Solvatochromism and linear solvation energy relationship of the kinase inhibitor SKF86002
Authors: Khattab, M; Van Dongen, M; Wang, F; Clayton, AH
HERO ID: 3539398
We studied the spectroscopic characteristics of SKF86002, an anti-inflammatory and tyrosine kinase inhibitor . . .

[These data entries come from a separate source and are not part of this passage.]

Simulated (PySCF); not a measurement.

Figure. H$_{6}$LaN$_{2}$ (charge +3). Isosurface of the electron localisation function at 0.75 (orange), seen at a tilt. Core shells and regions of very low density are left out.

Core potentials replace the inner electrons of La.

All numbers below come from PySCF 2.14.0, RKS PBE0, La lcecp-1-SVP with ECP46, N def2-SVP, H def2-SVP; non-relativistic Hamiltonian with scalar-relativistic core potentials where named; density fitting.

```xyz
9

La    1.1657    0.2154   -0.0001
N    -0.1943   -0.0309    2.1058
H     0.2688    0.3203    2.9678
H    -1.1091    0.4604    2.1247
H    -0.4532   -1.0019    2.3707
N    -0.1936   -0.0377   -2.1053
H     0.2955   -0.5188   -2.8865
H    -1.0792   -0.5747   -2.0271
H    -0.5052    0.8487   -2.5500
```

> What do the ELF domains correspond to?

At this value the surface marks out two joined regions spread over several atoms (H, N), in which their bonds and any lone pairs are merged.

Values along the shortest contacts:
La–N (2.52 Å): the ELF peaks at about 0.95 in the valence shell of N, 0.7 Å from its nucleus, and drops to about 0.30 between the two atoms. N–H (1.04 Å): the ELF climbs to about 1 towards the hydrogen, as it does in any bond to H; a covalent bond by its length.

We studied the spectroscopic characteristics of SKF86002, an anti-inflammatory and tyrosine kinase inhibitor drug candidate. Two conformers SKF86002A and SKF86002B are separated by energy barriers of 19.68kJ·mol(-1) and 6.65kJ·mol(-1) due to H-bonds, and produce the three major UV-Vis absorption bands at 325nm, 260nm and 210nm in cyclohexane solutions. This environment-sensitive fluorophore exhibited emission in the 400-500nm range with a marked response to changes in environment polarity. By using twenty-two solvents for the solvatochromism study, it was noticed that solvent polarity, represented by dielectric constant, was well correlated with the emission wavelength maxima of SKF86002. Thus, the SKF86002 fluorescence peak red shifted in aprotic solvents from 397.5nm in cyclohexane to 436nm in DMSO. While the emission maximum in hydrogen donating solvents ranged from 420nm in t-butanol to 446nm in N-methylformamide. Employing Lippert-Mataga, Bakhshiev and Kawski models, we found that one linear correlation provided a satisfactory description of polarity effect of 18 solvents on the spectral changes of SKF86002 with R(2) values 0.78, 0.80 and 0.80, respectively. Additionally, the multicomponent linear regression analysis of Kamlet-Taft (R(2)=0.94) revealed that solvent acidity, basicity and polarity accounted for 31%, 24% and 45% of solvent effects on SKF86002 emission, respectively. While Catalán correlation (R(2)=0.92) revealed that solvatochromic change of SKF86002 emission was attributed to changes in solvent dipolarity (71%), solvent polarity (12%), solvent acidity (11%) and solvent basicity (6%). Plot of Reichardt transition energies and emission energies of SKF86002 in 18 solvents showed also a linear correlation with R(2)=0.90. The dipole moment difference between excited and ground state was calculated to be 3.4-3.5debye.